Years of hunting with flushing dogs had conditioned me to keeping the dog within gun range. If the dog got too far out, I called it back. If it followed a running bird, I tried my best to keep up. Knowing that a pointing dog’s job is to cover as much ground as possible in search of birds, I tried to keep my mouth shut as Aspen roared through the brush like something bad was after her.
I knew that trying to keep a pointing dog close defeated the purpose of having one, but that didn’t make it any easier. Whenever I couldn’t see Aspen I became anxious. But then her bell would stop. I’d hurry to her point, trying to concentrate despite the adrenaline-fueled roar in my ears, feeling the same way Mark did with Ginger. Having it work the way it was supposed to helped me slowly become comfortable with not always knowing where Aspen was.

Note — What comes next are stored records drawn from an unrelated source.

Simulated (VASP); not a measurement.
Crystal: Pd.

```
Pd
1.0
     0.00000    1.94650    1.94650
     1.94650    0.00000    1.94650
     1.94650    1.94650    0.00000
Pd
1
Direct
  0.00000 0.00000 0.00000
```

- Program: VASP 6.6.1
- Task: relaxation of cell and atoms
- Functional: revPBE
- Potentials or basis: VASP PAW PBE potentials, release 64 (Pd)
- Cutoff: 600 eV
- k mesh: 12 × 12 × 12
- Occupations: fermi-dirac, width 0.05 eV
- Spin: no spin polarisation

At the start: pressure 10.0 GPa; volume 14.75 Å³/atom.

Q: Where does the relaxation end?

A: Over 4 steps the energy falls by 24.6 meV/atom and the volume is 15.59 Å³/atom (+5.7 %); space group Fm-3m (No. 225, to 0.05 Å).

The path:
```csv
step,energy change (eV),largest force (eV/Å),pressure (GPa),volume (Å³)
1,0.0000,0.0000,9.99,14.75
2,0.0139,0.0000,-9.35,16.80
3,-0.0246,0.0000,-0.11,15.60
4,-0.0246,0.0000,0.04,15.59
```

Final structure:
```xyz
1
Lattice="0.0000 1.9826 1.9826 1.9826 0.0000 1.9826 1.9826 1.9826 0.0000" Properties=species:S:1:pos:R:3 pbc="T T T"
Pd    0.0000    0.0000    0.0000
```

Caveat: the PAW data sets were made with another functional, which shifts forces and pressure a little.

A revelation occurred the first time we hunted in snow when, everywhere I walked, there were dog tracks already there. I realized if there were birds around, she would find them. That’s when I finally evolved from a flushing-dog man hunting with a pointing dog to a real pointing-dog man. A pointing-dog man relaxes, trusts the dog and lets it produce the birds. You have to be comfortable with occasionally not knowing where your dog is.
Another difference is the variation in shots offered by the two types of dogs. Since a bird flushed by a dog is trying to escape the dog, not the shooter, the bird can fly at any angle and can appear at any moment. Sometimes they’ll fly directly at you. I once accidentally evaporated a woodcock flushed by my father’s springer when it came at me like a skeet target from low-house eight.
With a pointing dog, I don’t expect that angle of shot very often anymore. The thing I have to get used to now is not knowing exactly where the bird is when Aspen is on point. In good scenting conditions, a dog can point a bird from 40 yards away, or more. You may have to look around a bit before the bird flushes, or even release the dog to relocate a bird that has run out from under the point.
I once missed an opportunity for an easy shot because I didn’t spend enough time attempting to flush. I assumed the bird had run off, released Aspen from point, and watched with my gun down and my mouth open as a grouse flushed from behind the small cedar tree next to us. Aspen knew better—she hadn’t moved.
Summary
In the end, the biggest adjustment will be accepting that your pointing dog will often be far away. There are many other smaller differences, of course, but those are just nuances. A pointing dog will hunt farther from you than a flushing dog will, and that’s as it should be.
If you’re not comfortable with your dog hunting beyond gun range, you should do yourself a favor and stick with a flushing dog. You’ll both be happier. Neither type of dog is really “better” than the other, but if you’d like to try a dog whose bell stops when it finds a bird, don’t miss out by assuming the requirements will be too difficult to master.